Financial results for the TAP Group for 2011 have not yet been released, but it is widely expected they will show red ink owing to losses in the ground handling division, Groundforce Portugal, and MRO unit. TAP is now in the process of finalising the sale of Groundforce Portugal. It is not yet clear if the MRO unit, which has large maintenance operations in Portugal and Brazil, will also be sold separately or remain part of TAP Group as TAP itself is sold.

TAP's privatisation has sparked "great interest" including from IAG

Mr Pinto has repeatedly stated that TAP's the privatisation is generating "great interest". IAG has consistently shown interest until recently when it suggested its interest had waned - although perhaps this is a negotiating tactic for a more favourable price. The group reportedly has hired JP Morgan as its advisor.

TAP's Brazilian network is complementary to Iberia's Latin American network, which comprises 17 destinations but only includes two destinations in Brazil. On the other hand, only one of TAP's 11 Latin American destinations is outside Brazil - Caracas.

TAP's vast African network would also give IAG a strong footing in the Europe to Africa market, where it has been trying to expand. But European regulators would take a deep look at the market power of a potential Iberia-TAP combination on the Iberian Peninsula.

While TAP's cost structure is lower than Iberia's the benefit of having two hubs in close proximity catering to Latin America may also not be rationale. The possible - or plausible - transfer of operations from Lisbon to Madrid, which is underutilised, might not sit well with TAP's seller, which is also the seller of ANA.

Latin American groups LATAM and Avianca-TACA eye TAP

New LAN and TAM parent company LATAM Airlines Group is also considering a bid for TAP. The Portuguese carrier would help LATAM grow its presence in the South Atlantic market, where it is now the fourth largest player behind IAG, Air France-KLM and TAP. Adding TAP to LATAM's portfolio of carriers (assuming it can get around EU ownership restrictions) would allow the new airline group to instantly more than double its trans-Atlantic network and build its presence in Europe with TAP's short-haul network feeding flights to Brazil and potential new flights from Lisbon to other LATAM hubs throughout South America.
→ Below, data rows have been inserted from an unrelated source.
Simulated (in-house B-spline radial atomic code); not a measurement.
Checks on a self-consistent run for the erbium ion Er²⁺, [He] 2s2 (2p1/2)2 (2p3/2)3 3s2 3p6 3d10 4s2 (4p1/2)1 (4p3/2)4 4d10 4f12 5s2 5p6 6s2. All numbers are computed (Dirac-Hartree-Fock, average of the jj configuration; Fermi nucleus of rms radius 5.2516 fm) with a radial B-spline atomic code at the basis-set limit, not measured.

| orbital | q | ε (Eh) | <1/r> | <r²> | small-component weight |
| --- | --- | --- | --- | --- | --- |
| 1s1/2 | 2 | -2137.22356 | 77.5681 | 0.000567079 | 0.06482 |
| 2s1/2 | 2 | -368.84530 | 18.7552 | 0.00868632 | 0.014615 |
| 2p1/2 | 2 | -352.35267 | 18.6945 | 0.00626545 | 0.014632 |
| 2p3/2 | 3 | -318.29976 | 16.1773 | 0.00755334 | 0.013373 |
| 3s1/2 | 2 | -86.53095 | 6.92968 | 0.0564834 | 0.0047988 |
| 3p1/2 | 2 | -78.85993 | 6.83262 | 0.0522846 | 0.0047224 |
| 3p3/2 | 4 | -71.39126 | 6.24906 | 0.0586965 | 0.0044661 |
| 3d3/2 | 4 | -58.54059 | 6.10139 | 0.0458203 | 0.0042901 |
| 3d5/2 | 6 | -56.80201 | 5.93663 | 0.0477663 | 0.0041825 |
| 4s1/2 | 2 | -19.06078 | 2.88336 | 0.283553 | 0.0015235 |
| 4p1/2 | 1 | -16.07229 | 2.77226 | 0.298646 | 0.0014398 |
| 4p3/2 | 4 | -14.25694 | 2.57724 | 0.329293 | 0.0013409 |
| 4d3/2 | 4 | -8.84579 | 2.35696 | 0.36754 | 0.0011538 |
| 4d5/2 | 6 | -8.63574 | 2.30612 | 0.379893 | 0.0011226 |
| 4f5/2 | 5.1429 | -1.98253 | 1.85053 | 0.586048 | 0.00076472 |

See related article: LATAM proposes to buy 39% of Portugal's TAP, a powerful trans-Atlantic-Latin American conglomerate

The LATAM and TAP networks are highly complementary as none of the LATAM subsidiary or affiliate carriers currently serve Portugal. Caracas, TAP's only Latin American destination outside Brazil, is also one of the few major cities in South America which doesn't have a hub from a LATAM carrier.

"As the TAP process evolves we will look at that and see if it's an opportunity for us or not. It's not that clear the timing [or] who is involved," the head of LAN's international operation, Damian Scokin, told CAPA in Jun-2012 during the IATA AGM.

While LATAM will likely take a serious and detailed look at TAP, Mr Scokin says for now the new airline group is focusing on growing its trans-Atlantic operation organically by exploiting synergies from the recently completed merger. Since first agreeing to merge in Aug-2010 Chile-based LAN and Brazil-based TAM have talked up the prospects of more flights to Europe as their combined networks should be able to support new trans-Atlantic routes and additional capacity on existing routes. Their merger was completed last month, allowing the two groups to finally start examining network and cost synergies.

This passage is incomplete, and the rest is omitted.